His sentiments around type and print echo across his vast output—painting, drawing, photography, collage, sculpture, film, theater, and writing—but one of its most fascinating distillations is in a recently rediscovered film, Tönendes ABC (ABC in Sound), from 1933. The very short, very experimental film also conveys a cheekier side to Moholy-Nagy’s practice, and a brazen approach to “appropriating” other people’s work.
ABC in Sound went missing for more than 80 years before it was found at the BFI National Archive in London and credited to Moholy-Nagy by BFI curators. Its release coincides with a wider László Moholy-Nagy London exhibition at Hauser & Wirth gallery, which is showing his 1930 film Ein Lichtspiel: Schwarz Weiss Grau (A Lightplay: Black White Grey), alongside works on paper, photographic pieces, and the mesmeric kinetic sculpture, Light Prop for an Electric Stage (also 1930), which the aforementioned Lightplay documents in deliciously abstract modes.
The reason ABC in Sound remained undiscovered for so long is partially because, as it turns out, it’s not as original as Moholy-Nagy’s other works. In 1936, the original nitrate for ABC in Sound was accidentally spliced to a copy of Oskar Fischinger’s Early Experiments in Hand Drawn Sound from 1931 by an archivist for a screening program at the London Film Society.
The piece conveys a cheekier side to Moholy-Nagy’s practice, and a brazen approach to “appropriating” other people’s work.

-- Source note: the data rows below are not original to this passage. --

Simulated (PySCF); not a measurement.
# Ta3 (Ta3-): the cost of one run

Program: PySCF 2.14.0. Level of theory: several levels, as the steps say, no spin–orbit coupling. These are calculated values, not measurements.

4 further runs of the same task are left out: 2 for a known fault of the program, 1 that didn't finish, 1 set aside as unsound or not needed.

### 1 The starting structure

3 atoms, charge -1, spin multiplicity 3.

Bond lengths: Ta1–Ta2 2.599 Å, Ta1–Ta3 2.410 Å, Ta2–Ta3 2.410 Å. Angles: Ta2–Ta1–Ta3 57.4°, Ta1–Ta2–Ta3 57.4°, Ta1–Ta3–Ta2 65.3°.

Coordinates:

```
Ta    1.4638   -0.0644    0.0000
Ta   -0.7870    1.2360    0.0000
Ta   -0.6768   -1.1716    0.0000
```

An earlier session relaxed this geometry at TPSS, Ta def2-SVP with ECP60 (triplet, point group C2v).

Moholy-Nagy would have undoubtedly seen Fischinger’s film before he made his own; Fischinger’s many experiments with “ornamental animation in sound,” predated ABC in Sound. The films made by the two are remarkably similar conceptually and formally (see screenshots from some of Fischinger’s experiments below): in each we hear synthetic sound created by white patterns that appear visually along one side of the screen. The variations in the shapes of the lines generate the changes in the sounds—some of which are quite beautiful, in a strange, non-human way; others are more like bone-shaking blasts of a pneumatic drill; and all—as was imperative for their creators—were impossible to create using the conventional instruments of the time or the human voice.
While the timelines of the pair’s films suggest that Moholy-Nagy effectively ripped off his peer, it’s not quite that simple. As Emily D. Robertson’s Master’s thesis explains, Fischinger produced all of his experiments in “ornamental sound” by drawing sawtooth waves or designing die-cut patterns such as arches, dots, and fans and photographing them one frame at a time to create long strips of film with repeating arrangements of shapes. When played back through a sound film projector at 24 frames-per-second, these images form a variety of sonic tones and beats. Crucially, Fischinger wanted to explain his processes and encourage other artists to experiment with sound in similar ways, as laid out in his 1932 article “Sounding Ornaments.”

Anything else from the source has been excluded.